The Paris police are powerless before the menace of the knife-wielding apache.
Tourists who line up at the Moulin Rouge for the supper show that concludes with an exhibition of the can can are seeing the last remnant of a gaudy period. The Moulin Rouge opened in 1889 on the site of a dance hall or bal musette which already had a bad reputation as a hangout for filles de joie and their pimps. The new owner, Joseph Oller, exiled them to its basement, but the women showed their displeasure by bursting in among the dancers, whooping, jostling, and flourishing their skirts to show they wore nothing under them. When people started turning up in the hope of seeing such disturbances, Oller put in tables to create a cabaret and hired the girls to keep misbehaving. Jean Renoir recreated the ambiance (but not the underwear) for his film French CanCan.
Opper called the new Moulin Rouge “The Paradise of Women” but the title was misleading: only men could attend its shows. One foreign visitor praised (not very accurately) “a big, flashy revue here. 100 girls who do not wear even a bangle. How tame by comparison is theater-going in America!”

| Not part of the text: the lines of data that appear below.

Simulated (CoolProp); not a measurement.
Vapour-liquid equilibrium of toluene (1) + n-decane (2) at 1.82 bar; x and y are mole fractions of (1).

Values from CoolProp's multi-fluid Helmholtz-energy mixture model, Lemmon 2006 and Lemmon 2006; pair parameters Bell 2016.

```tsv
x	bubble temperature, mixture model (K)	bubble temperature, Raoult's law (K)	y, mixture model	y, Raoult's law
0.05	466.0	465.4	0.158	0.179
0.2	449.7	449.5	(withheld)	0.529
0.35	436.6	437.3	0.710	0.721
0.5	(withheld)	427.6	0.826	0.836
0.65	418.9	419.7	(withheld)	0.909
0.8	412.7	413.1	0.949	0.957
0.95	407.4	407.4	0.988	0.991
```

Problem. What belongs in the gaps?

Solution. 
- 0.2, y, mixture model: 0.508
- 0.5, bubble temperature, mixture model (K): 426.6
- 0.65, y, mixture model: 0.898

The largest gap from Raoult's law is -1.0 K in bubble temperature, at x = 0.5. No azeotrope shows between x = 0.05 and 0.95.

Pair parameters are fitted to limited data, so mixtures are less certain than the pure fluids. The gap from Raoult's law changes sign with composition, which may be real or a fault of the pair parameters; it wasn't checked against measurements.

Titillation wasn’t the only diversion on offer. Among his biggest draws was Joseph Pujol, aka Le Pétomane, a man “gifted,” according to his publicity, “with a breathing arsehole.” A virtuoso of the fart, Pujol could expel the sound of thunder and cannon-fire, “sing” in four octaves and, via a rubber tube attached to an ocarina, perform operatic arias and even the national anthem. The Edison company filmed him at the Moulin Rouge in 1904. (This film is without sound but you can hear him in…er, full voice on another YouTube posting.)
But what most came to see was the can can. To the Galop Infernale from Offenbach’s Orphée-aux-Enfers, the women rushed onto the floor, whooping, turning cartwheels, and flourishing their petticoats. It was all about behaving outrageously and the girls knew what was expected of them. Louise Weber, known as La Goulue (the Glutton) for her habit of snatching food from clients’ tables, was notorious for lése-majesté. Spotting the future King Edward VII, then Prince of Wales, in the audience, she yelled “Hey, Wales, you invite us for champagne?” Her companions included Nini Pattes-en-l’Air (High-Kicking Nini), La Môme Fromage (Little Miss Cheese) and Lucienne Beuze, aka Grille d'Égout (Sewer Grating). The more limber girls threw spectacular flying splits and executed the porte d'armes (Shoulder arms), grabbing an ankle and raising a leg almost to the vertical, displaying everything their crotchless pantelettes didn’t hide. (They repeated these poses for photographs, on sale in the foyer.)
Smaller versions of the Moulin existed all over Paris, one of them below Ernest Hemingway’s apartment on rue de Cardinale Lemoine. He called the Bal de Printemps a “noisy, rough music hall and hangout for sailors, whores, apaches and American expatriates, who nicknamed it ‘Bucket of Blood.’”
Apaches, named for the stone-faced Native Americans brought to Paris by Wild West shows, were members of the knife-wielding street gangs that infested working-class Paris. At the time, they were integral to the tourist experience of Paris.
American visitors wanted sex, alcohol and art. Crime didn’t much attract them, but it appealed to visitors from more rigidly disciplined nations, in particular Russia. For them, guides provided “the Tour of the Grand Dukes”. Sisley Huddlestone, long-time Paris correspondent of the London Times, described how “the Russians…were conducted to faked apache dens. There were the red-aproned golden-casqued girls, and the sinister-looking apaches with caps drawn over their eyes. In the course of the dancing, a quarrel would break out. A duel with knives would be fought. The grand dukes had their money’s worth of thrills; and then the girls took off their aprons and the men donned respectable hats and went quietly home to bed.”
Conscription during World War I broke the back of the gangs and the 1917 Revolution swept away the Russian aristocracy, but cabarets adapted the fake knife fights into an “apache dance”, in which a girl, dressed as a poule in black stockings and a slit skirt, let herself be scorned, rejected and flung around the stage but a mec in a striped jersey, a black beret, and a look of weary contempt.